#425: Gram Parsons, "Grievous Angel" (1974)
I.
That I loved him there is no question, I can say that now that he is gone. But to love a lost man who is living is too much to really know about oneself although I always knew from the beginning the way it would go and I won’t say I chose it, or ever accepted it, though I saw it for what it was, saw it with prism-like eyes that reflected the world to me in perfect sorrowful clarity, separating one truth from another though I often didn’t know what to do with the many and separate truths and I would wipe my mind with the blue of sky, wipe it clean of words or knowing (though the heart is always knowing and holding so much more than the mind) and how can we see and all and still choose the way we do, what is the knowing for?—I am not sure I can tell you that part or that we can choose who to love, or choose not to love a person because of any knowings or diamond sight, and though it hurt I loved him from the first moment my prism eyes held his light—I saw and knew and the light shattered inside me, knowing.
Knowing that it was a slanted light and some men cannot be saved from their private sadnesses and women who think otherwise are fools and will spend their lives chasing phantoms. Oh, I was a fool.
II.
What I saw and see with my prism eyes is the grievousness of angels and that the weight is too much for some and that angels do not really have wings. What I saw with my eyes were his eyes and some people are left too alone and that is why they sing so beautifully. And some angels follow the way of their fathers and there was his daddy Coondog who shot himself when Gram was twelve, and there was his mother Avis who drank herself to death and some angels have mothers who are sad and some never get past all the grief. What I heard was his voice, and it was beautiful and it was saying why are we all so alone here.
III.
He was singing from a great sad tender country heart and he had seen the sadness of great lonesome-road America, seen it in the truck stops under fluorescent lights and the gas pumps with the vast rumbling highway-night stretching out beyond and in the diners with lonely spoons clanking stirring packs of white sugar into lonely-clanking cups of black coffee, steaming, and in the sweet desperate faces of waitresses and the eggs cracked onto skillets, the tossed shells, and in the grease traps out back, in the brick-walled train stations in the creases of slacks and the shine on the toes of shoes, in the ticking-second clocks on the walls and in the starched collars and pursed lips of men like his father.

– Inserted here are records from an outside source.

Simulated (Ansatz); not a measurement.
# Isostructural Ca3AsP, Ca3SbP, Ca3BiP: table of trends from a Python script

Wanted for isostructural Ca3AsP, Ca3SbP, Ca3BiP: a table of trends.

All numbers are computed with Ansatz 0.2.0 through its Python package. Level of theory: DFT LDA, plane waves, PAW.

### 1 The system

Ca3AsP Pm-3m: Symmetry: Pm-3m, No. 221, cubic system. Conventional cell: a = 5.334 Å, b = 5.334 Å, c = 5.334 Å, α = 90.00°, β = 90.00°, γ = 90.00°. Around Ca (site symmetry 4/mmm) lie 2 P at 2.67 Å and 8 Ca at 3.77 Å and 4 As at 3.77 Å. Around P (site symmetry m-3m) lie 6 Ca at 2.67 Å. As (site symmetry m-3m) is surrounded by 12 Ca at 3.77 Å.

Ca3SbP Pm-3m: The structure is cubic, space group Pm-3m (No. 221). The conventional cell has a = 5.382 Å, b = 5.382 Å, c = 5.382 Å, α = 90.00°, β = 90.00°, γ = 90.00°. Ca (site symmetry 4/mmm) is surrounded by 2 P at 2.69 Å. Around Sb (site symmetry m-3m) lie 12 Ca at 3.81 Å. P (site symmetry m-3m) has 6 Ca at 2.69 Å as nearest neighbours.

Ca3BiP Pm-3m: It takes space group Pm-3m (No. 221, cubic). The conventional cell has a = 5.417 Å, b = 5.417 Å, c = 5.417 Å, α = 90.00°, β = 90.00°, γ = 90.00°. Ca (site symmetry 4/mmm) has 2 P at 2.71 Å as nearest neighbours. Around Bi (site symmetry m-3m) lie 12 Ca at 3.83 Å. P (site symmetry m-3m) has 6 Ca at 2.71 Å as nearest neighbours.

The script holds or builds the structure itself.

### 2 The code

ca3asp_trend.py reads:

He saw it in the barrooms, sticky residues of stale beer on countertops and in the lines around the eyes of men drinking whiskies, in the long columns of ash on the ends of cigarettes and in the Saturday night Main Street neons, in the pool halls and the shoulders hunching over card tables in casinos, in the Indians slouched on the sides of roads.
He saw it in the shiny Buicks and on the palm-tree boulevards of sunny Florida and in the chrome streets of Manhattan in the sparkle and sharp sunlight of high-rise windows and in vast shining Los Angeles and he wasn’t sure where to go, only that the roads of America tell a man to go, go anywhere so long as you’re going, you can’t stay here you have to move and fast and where is there to go anymore for a sad tender country-heart man without a father but on and on under the bright lights until gone until down and out in some far-off place at the end of some road, like Joshua Tree, the place he would go, where at night the air got clear and one could hear one’s own breathing in the cold and the stars burning above and see motionless black silhouettes of ancient spiny trees and in the rocks one could touch the dust of aeons and all was hushed there—there, there—that is where he is now, his heart still burning with lost cosmic end-of-the-road America.
IV.
He saw it all with his own tear-bucket coal-black eyes turned upside-down, in fact he saw too much and took anything to blur his vision and in the bright lights he couldn’t see a thing and he sang with eyes closed and poured it out and I saw him there in the lights and I loved him but it wasn’t enough it isn’t enough to open his eyes and I swear I tried to love him.
He saw mirages like oases from which he couldn’t drink and the golden fields that lay between those bright-light places went by too fast, like dreams out of the plate glass train windows just golden dreams and everyone passing through and what rest and where to lay oneself down in what fields on a golden afternoon in sad America and what salvation and his eyes blurred with tears and his eyes closed endlessly.
V.
I watched the moon come up tonight and thought of how lonely his body burning in the desert out there like he asked for, casket filled with gasoline, how lonely the flames that licked at the desert sky, and how final, and at death it is just me and you, moon, just the cold fire of the moon. I thought that and I am not sure if I said it too, as I have been in the habit of saying my private thoughts aloud, like scripture, repeating them as if in prayer, so I said it is just me and you now, moon, and I am not sure if there is anything beyond this small comfort for me now and clouds moved across the moon.